When word filtered out that Flats frontman Dan Devine was the offspring of an exceptionally well-known music industry figure, many chose to write him off without hearing a single note of his band's output. Which is a crying shame because despite their connections with East London and luminaries of the past, Flats don't make the kind of music anyone would associate with fashionable scenesters. While many of their peers choose to go along with whatever fad Dalston has bestowed on them, Flats' musical heritage starts with Steve Ignorant and ends with Digby Pearson. Uncompromising, uneasy listening with no room or time for pointless filler, the fact they have more in common with Amebix than The Alibi tells its own story.
As does Better Living, a record that seems to have taken an eternity to make but has proved itself to be well worth the wait. Having released two EPs at the back end of 2010, one of which was produced by Klaxons' Jamie Reynolds, their progression from speed merchants whose songs barely stretched beyond the two minutes mark to purveyors of doom laden grindcore riffs harking back to that genre's halcyon period of the late Eighties hasn't gone unnoticed.
Recorded in their Hackney studio over the summer of 2011 and also produced by the band themselves, Better Living is a brutal collection dissected into 12 pieces that recalls the likes of Discharge, Heresy and Unseen Terror at their finest. Except filtered through a twenty-first century time tunnel. Just to confirm where they're coming from, Better Living even includes a cover of 'Crucifixion' by Swiss prototype death metallers Hellhammer. However, first and foremost, let's concentrate on the other 11 pieces of original material.
From the moment Craig E Pierce's monotone bass thud kicks 'Foxtrot' and Better Living into life, its clear Flats have morphed into a mercilessly efficient unit of considerable force. While most of Devine's lyrical screams are indecipherable, buried underneath a savage wall of claustrophobic riffage, there's a plausibility in Flats' make-up which suggests for all the criticism of being silver spoon fed and having it easy, they've chose the least commercial path of resistance possible. 'Tango' segues into the opener, all punk attitude and metal in structure like the crossover bands of yore, while the existentialist thrash of 'Shuffle' brings to mind the likes of Bolt Thrower or Carcass, less the latter's bizarre tales of rotting flesh and cannibalism.

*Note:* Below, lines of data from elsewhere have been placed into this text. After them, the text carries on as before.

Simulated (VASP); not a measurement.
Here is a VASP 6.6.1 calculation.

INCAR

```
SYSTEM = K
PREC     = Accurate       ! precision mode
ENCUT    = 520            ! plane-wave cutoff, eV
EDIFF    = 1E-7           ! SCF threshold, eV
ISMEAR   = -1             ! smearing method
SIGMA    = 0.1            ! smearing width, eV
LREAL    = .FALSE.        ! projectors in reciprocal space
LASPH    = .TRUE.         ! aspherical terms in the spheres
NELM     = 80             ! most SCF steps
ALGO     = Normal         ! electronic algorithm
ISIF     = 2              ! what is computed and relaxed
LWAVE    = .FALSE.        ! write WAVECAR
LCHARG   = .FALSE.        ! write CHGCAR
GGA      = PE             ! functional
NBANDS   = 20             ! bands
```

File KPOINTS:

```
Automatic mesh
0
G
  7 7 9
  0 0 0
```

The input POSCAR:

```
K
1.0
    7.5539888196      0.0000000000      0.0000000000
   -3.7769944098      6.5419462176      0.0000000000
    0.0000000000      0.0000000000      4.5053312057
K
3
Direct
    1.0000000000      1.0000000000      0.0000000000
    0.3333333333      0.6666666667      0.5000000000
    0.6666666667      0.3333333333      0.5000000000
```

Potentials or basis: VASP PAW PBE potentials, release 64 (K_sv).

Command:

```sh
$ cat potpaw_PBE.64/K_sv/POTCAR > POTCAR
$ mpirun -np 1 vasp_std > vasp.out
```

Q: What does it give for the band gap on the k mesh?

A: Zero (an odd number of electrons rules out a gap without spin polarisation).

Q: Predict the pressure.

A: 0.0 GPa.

Even better is 'Country', which takes its ear shredding blueprint from Conflict's The Final Conflict. Both 'Fast' and 'Slam' revert to the tried and tested, foot to the floor high speed punk formula which characterised the band's earliest recordings, while the cascading vocal duel of 'Moonwalk' and guttural nihilism of 'Macabre Unit' highlight Flats at their subservient, brattish best.
By the time 'Mambo' brings Better Living to a close - its doom-like shudder providing a desolate finale - anyone doubting the integrity and validity of Flats has surely succumbed to the most brutally delivered of wake-up calls. Furthermore, in sticking two fingers up at both their detractors and Dalston, they've crafted one of the most viscerally engaging British rock albums in years.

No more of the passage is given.